More than 200 Armenian employees of a U.S.-based mining company demonstrated in Yerevan on Monday against the blockage of a massive gold deposit in southeastern Armenia which continued for a tenth consecutive day.
The Lydian International company, which had won exclusive rights to develop the Amulsar deposit, said it has suffered millions of dollars in losses and could take legal action if one of the largest business projects in Armenia’s history is disrupted.
All roads leading to Amulsar have been blocked since June 23 by a group of residents of nearby communities protesting against gold mining operations planned there. More than 1,400 people working there, many of them also local residents, have therefore been unable to go to work.

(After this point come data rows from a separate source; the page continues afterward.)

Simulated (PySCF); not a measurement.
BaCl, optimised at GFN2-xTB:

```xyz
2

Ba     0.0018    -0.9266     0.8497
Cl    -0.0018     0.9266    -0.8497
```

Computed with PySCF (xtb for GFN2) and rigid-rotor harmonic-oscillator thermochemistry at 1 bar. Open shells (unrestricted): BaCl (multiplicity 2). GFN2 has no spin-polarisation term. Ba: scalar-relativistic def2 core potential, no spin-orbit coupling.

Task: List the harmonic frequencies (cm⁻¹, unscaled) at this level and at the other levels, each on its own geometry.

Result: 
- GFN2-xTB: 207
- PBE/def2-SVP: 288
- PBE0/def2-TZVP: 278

The protesters already twice blocked workers’ access to the site for several days in late May and early June. Prime Minister Nikol Pashinian urged them to end the protests. He said he will order government inspections of “all metal mines” in the country to verify and, if necessary, ensure their compliance with environment protection norms.
Pashinian criticized the renewed road blockade on June 25, warning that it could be deemed an act of “sabotage” against Armenia’s new government. He said Lydian must be allowed to resume its operations pending the findings of an ad hoc government task force that will start inspecting the mining company soon.
However, the protesters rejected the appeal, saying that Lydian must immediately halt the construction of its gold mining and smelting facilities at Amulsar, which was due to be completed this fall.
Pashinian said on Sunday that all government decisions regarding Amulsar will be based on “irrefutable facts.” He did not say whether he will order the Armenian police to forcibly unblock the mining site.
The Lydian employees led by senior company executives in Armenia marched to the prime minister’s office in Yerevan the following morning. They demanded urgent government action against what they see as an illegal obstruction of their company’s operations.
“As many as t 1,400-1,500 people earning a living there are now forced to stay at home,” said one of the protesting workers. “If our operations are illegal then let them find a solution to that. If they are legal, then the roads must be reopened so that the people can go back to work.”
“We have already suffered $5 million in losses in the last ten days,” Lydian’s chief executive in Armenia, Hayk Aloyan, told RFE/RL’s Armenian service (Azatutyun.am).
Aloyan insisted that Lydian, which is registered in a British tax haven but headquartered in the U.S. state of Colorado, is not yet considering suing the Armenian state for failing to meet its contractual obligations. He said the demonstration staged by Lydian employees was also a show of support for the Pashinian government’s stance on the Amulsar blockage.
Still, Aloyan did not rule out the possibility of legal action. “If we see that the matter is not solved through dialogue, we could appeal to other bodies and try to have our rights restored. But we will keep working with the government [for now.]”
Lydian started construction at Amulsar in 2016 after going through a lengthy licensing process administered by Armenia’s former government. It pledged to invest more than $400 million in the deposit and more than triple Armenia’s gold exports which stood at an estimated $100 million last year.
Gold production at Amulsar was due to start before the end of this year. It is not yet clear whether the continuing protests there will delay it.
Armenian environment protection groups are strongly opposed to the Amulsar project, saying that it would contaminate air and water in the mountainous area. Lydian maintains that it will use advanced technology to prevent any damage to the local ecosystem.
The mining project is strongly supported by the U.S. and British governments. The U.S. ambassador to Armenia, Richard Mills, argued last year that it has been deemed “fully compliant” with environment protection standards set by the World Bank and the European Bank for Reconstruction and Development (EBRD). The EBRD holds a minority stake in Lydian.
Mills apparently expressed concern over the disruptions when he met with Deputy Prime Minister Tigran Avinian on June 14. According to Avinian’s press office, the U.S. envoy “stressed the importance of the continuation of Lydian Armenia’s activities.”
According to the National Statistical Service (NSS), Lydian was the main source of $246 million in foreign direct investment attracted by Armenia last year.